BELBIC is one such nonlinear controller – a neuromorphic controller based on the computational learning model shown above to produce the control action. This model is employed much like an algorithm in these control engineering applications. In these new approaches, intelligence is not given to the system from the outside but is actually acquired by the system itself.
This simple model has been employed as a feedback controller to be applied to control design problems. One logic behind this use in control engineering is a belief held by many experts in the field that there has been too much focus on fully rational deliberative approaches, whereas in many real-world circumstances, we are only provided with a bounded rationality. Factors like computational complexity, multiplicity of objectives and prevalence of uncertainty lead to a desire to obtain more ad-hoc, rule-of-thumb approaches. Emotional decision making is highly capable of addressing these issues because it is neither fully cognitive nor fully behavioral.

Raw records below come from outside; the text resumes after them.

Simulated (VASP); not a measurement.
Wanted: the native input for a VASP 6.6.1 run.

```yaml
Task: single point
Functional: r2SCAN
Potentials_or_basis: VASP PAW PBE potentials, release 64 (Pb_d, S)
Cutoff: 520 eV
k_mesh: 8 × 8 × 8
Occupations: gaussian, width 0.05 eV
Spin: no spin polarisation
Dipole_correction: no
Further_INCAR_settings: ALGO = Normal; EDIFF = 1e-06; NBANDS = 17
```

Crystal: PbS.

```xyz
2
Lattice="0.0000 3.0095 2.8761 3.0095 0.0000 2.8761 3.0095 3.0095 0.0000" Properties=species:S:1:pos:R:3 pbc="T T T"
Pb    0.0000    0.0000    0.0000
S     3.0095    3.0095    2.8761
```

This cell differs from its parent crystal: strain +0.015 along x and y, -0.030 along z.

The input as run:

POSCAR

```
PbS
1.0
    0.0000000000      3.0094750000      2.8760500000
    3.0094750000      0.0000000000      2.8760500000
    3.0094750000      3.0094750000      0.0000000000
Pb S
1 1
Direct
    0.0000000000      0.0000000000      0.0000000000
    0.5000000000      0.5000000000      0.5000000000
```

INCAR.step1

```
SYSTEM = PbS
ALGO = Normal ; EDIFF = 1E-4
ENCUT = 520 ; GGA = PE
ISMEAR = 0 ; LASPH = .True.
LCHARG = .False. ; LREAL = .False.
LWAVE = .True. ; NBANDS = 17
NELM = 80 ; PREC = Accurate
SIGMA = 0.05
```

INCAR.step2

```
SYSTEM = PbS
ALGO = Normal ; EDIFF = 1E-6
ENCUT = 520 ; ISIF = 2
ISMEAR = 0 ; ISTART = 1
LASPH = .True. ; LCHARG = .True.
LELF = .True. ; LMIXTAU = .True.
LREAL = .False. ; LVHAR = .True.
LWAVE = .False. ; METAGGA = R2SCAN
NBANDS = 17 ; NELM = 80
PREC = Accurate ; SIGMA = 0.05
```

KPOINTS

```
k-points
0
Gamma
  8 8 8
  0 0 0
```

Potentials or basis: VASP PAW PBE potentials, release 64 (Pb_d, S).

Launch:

BELBIC, which is a model free controller, suffers from the same drawback of all intelligent model free controllers: it cannot be applied on unstable systems or systems with unstable equilibrium point. This is a natural result of the trial and error manner of the learning procedure, i.e. exploration for finding the appropriate control signals can lead to instability. By integrating imitative learning and fuzzy inference systems, BELBIC is generalized in order to be capable of controlling unstable systems.